Pop-Up Shop Lease Negotiations Give Rise to Unique Legal Issues
/By Michael Gilburt and Horatiu Porime
In recent years, the retail landscape has taken a novel turn with the rise of pop-up shops, which occupy retail space for short periods, anywhere from a few hours to over a year.
Luxury brands, online retailers, and celebrities alike have opened pop-up shops in locations as varied as shopping centres, trendy neighbourhoods, popular shopping districts, and even a moving downtown streetcar, showcasing the latest products and services one day, and disappearing the next.
Paired with the rapid spread of information on social media (often via teasers and mysterious references to “secret locations” with details to follow), pop-up shops have become a powerful marketing tool.
Pop-up shops bridge the gap between traditional brick-and-mortar retail and internet-based retail. An example is the men's suiting brand, Indochino, which initially started as an online retailer. Following its online success, Indochino entered the brick-and-mortar market, initially via a series of pop-up shops, which led to a growing number of permanent locations.
The rising popularity of pop-up shops has coincided with the growth of e-commerce, particularly as shopping centres and retailers now place a greater emphasis on the experiential aspects of shopping.
With the growth of online shopping, brick-and-mortar establishments are increasingly looking to broaden the shopping experience to include a more experiential element that will draw customers to their stores. Retailers look to their online elements as a means of distributing and marketing the products they sell, while a brick-and-mortar presence enables them to engage with their customers more directly. Pop-up shops, with the attendant buzz that often starts online and culminates in an interactive in-store experience, are an ideal medium for such engagement.
From a business perspective, pop-ups have compelling propositions for both landlords and tenants. While most landlords would prefer more stable, long-term tenancies, the pop-up provides an opportunity to generate rent from otherwise vacant premises. This is especially advantageous in light of the recent flurry of insolvencies across the retail industry.
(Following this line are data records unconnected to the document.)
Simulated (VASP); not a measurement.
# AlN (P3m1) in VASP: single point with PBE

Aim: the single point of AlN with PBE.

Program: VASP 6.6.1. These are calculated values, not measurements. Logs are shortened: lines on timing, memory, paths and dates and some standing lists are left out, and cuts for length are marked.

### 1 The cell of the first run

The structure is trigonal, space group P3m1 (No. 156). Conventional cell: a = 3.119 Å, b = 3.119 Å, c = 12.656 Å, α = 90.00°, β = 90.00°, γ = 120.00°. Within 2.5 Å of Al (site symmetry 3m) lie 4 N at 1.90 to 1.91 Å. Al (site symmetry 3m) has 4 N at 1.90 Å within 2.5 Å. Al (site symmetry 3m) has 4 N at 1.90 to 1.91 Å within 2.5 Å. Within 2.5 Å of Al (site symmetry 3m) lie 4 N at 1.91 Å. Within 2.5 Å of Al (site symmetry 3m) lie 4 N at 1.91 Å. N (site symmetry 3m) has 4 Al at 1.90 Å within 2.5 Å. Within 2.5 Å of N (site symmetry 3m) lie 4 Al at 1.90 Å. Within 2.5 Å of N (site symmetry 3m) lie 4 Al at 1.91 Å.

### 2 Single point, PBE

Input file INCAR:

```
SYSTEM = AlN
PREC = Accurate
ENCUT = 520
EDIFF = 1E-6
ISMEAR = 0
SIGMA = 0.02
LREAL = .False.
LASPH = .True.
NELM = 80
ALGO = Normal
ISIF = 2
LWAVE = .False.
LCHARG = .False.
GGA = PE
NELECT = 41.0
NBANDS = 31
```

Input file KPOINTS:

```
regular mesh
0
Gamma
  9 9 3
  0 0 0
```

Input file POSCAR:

Pop-up shops also enable landlords to vet potential tenants in advance, essentially providing a “trial run” before committing to a long-term lease. Landlords also benefit from increased customer traffic brought on by pop-ups, as customers come back to see the latest tenant and the latest products and services offered.
Tenants view the pop-up model as an effective means of gauging public reaction to new products, concepts and services, without the commitment of a traditional long-term lease. Pop-up shops also allow tenants considering expansion into an underserved area to determine whether the location is viable from a business perspective. For online retailers, pop-up shops provide a showroom for their products, which can then be purchased online (as illustrated by the example of Indochino).
Given the unique nature of pop-up shops, there are a number of legal considerations of which parties considering a pop-up relationship should be mindful. This article highlights a few of those considerations.
[Below: Louis Vuitton fragrance pop-up at Toronto's Yorkdale Shopping Centre]
Use of the Pop-Up Shop
In any pop-up agreement, whether within a shopping centre, street location or other multi-tenant development, the tenant's right and ability to use the premises for its specific business, and the landlord's control of the various uses within the shopping centre or development, are among the most fundamental and important terms.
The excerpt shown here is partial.